This matter is before the court on defendants' motion to stay and compel arbitration or, in the alternative, to transfer venue. (DE 18). Plaintiff responded and defendant replied. In this posture, the issues raised are ripe for ruling. For the following reasons, defendants' motion to stay and compel arbitration is granted.

STATEMENT OF THE CASE

Plaintiff commenced this action January 22, 2020, against defendants, who are alleged to be plaintiff's former employers, asserting claims for breach of employment agreement, for violation of the North Carolina Wage and Hour Act, and, in the alternative, for violation of the Connecticut Wage Statutes. Plaintiff, who asserts jurisdiction on the basis of diversity of citizenship, seeks damages, unpaid wages, liquidated damages, attorneys' fees and interest. Plaintiff attaches to the complaint as exhibits an employment agreement he executed on November 1, 2017 (the "Employment Agreement"), and an email regarding a compensation plan sent April 12, 2019.

Defendants filed the instant motion on March 10, 2020, seeking an order staying the present action and compelling arbitration before the American Arbitration Association ("AAA"). In the alternative, defendants move to transfer venue to the United States District Court for the District of Connecticut. In support of the motion, defendants rely upon an affidavit of defendant Rick Wojcik ("Wojcik"), who is the chairman of the board of defendant Biomass Controls, LLC ("Biomass"),1 a Connecticut company with principal place of business in Connecticut.

Plaintiff responded in opposition to the instant motion on March 31, 2020, relying upon plaintiff's affidavit and a termination letter. Defendants replied on April 9, 2020, relying on correspondence between the parties and affidavits of Wojcik and defendant Jeffrey Hallowell ("Hallowell"), who is the chief executive officer ("CEO") of defendant Biomass.

STATEMENT OF FACTS

The facts alleged in the complaint may be summarized as follows. Defendant Biomass is "engaged in the business of patenting technology for biosolids waste treatment." (Compl. ¶ 10).

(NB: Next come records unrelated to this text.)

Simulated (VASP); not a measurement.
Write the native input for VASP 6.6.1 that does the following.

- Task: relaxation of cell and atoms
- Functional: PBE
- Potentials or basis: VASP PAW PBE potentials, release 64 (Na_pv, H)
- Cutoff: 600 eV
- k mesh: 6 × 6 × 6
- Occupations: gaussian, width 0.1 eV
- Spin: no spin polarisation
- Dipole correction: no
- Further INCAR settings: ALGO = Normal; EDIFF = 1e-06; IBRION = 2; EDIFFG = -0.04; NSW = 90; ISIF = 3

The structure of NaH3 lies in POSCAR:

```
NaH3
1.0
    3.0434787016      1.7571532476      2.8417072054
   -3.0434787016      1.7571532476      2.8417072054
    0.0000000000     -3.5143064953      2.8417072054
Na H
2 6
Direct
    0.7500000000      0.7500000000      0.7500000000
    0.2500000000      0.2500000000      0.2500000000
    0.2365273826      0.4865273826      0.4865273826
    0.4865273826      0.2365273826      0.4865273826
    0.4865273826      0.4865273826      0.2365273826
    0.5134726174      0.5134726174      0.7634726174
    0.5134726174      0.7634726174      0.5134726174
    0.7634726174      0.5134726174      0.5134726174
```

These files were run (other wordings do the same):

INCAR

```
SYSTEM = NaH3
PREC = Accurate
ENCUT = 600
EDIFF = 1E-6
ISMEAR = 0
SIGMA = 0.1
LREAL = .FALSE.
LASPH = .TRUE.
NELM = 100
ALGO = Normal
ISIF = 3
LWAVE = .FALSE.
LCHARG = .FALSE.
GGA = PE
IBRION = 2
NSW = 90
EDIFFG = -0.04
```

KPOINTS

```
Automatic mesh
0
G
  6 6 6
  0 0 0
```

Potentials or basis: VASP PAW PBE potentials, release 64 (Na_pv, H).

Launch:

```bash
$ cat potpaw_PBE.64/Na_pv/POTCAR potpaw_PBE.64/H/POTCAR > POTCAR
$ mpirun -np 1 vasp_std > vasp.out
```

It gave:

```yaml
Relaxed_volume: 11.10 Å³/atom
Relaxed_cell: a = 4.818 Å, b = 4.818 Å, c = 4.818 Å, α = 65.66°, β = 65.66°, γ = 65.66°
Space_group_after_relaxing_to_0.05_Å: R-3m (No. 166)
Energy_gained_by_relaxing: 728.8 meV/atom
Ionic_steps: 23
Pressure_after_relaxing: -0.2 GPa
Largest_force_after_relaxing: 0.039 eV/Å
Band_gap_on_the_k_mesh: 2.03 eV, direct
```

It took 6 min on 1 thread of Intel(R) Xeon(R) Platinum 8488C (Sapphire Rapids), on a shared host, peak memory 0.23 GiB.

Plaintiff, a citizen and resident of Wake County, North Carolina, executed the Employment Agreement, on November 30, 2017, which provides that, effective January 1, 2018, plaintiff is engaged by defendant Biomass as "President." (Employment Agreement (DE 1-1) at 2). Defendant Hallowell executed the Employment Agreement on behalf of defendant Biomass, on December 1, 2017. (Id. at 4).

According to the Employment Agreement, plaintiff "will report to the CEO with a dotted line to the Board of Directors," with duties including responsibility "to grow the business byacquiring profitable projects and skilled talent to position [defendant Biomass] as the worldwide leader in the Sanitation Economy." (Id.). According to the Employment Agreement, plaintiff "will be responsible for day-to-day operations of the Durham North Carolina facility." (Id.).

With regard to compensation, the Employment Agreement states: "The Company shall pay to Employee2 for the services to be rendered hereunder a salary equivalent to $200,000 annually." (Id.). It also provides for 15 days of paid vacation per year. (Id. at 3). The Employment Agreement further provides that "[e]ither the Company or Employee may terminate Employee's employment at any time . . . with or without cause," except as provided in a section of the Employment Agreement captioned "Change of Controls Compensation." (Id. at 2-3). In addition "[e]xcept as otherwise agreed in writing, neither the Company nor Employee shall have any further obligation to each other by way of compensation or otherwise." (Id. at 2).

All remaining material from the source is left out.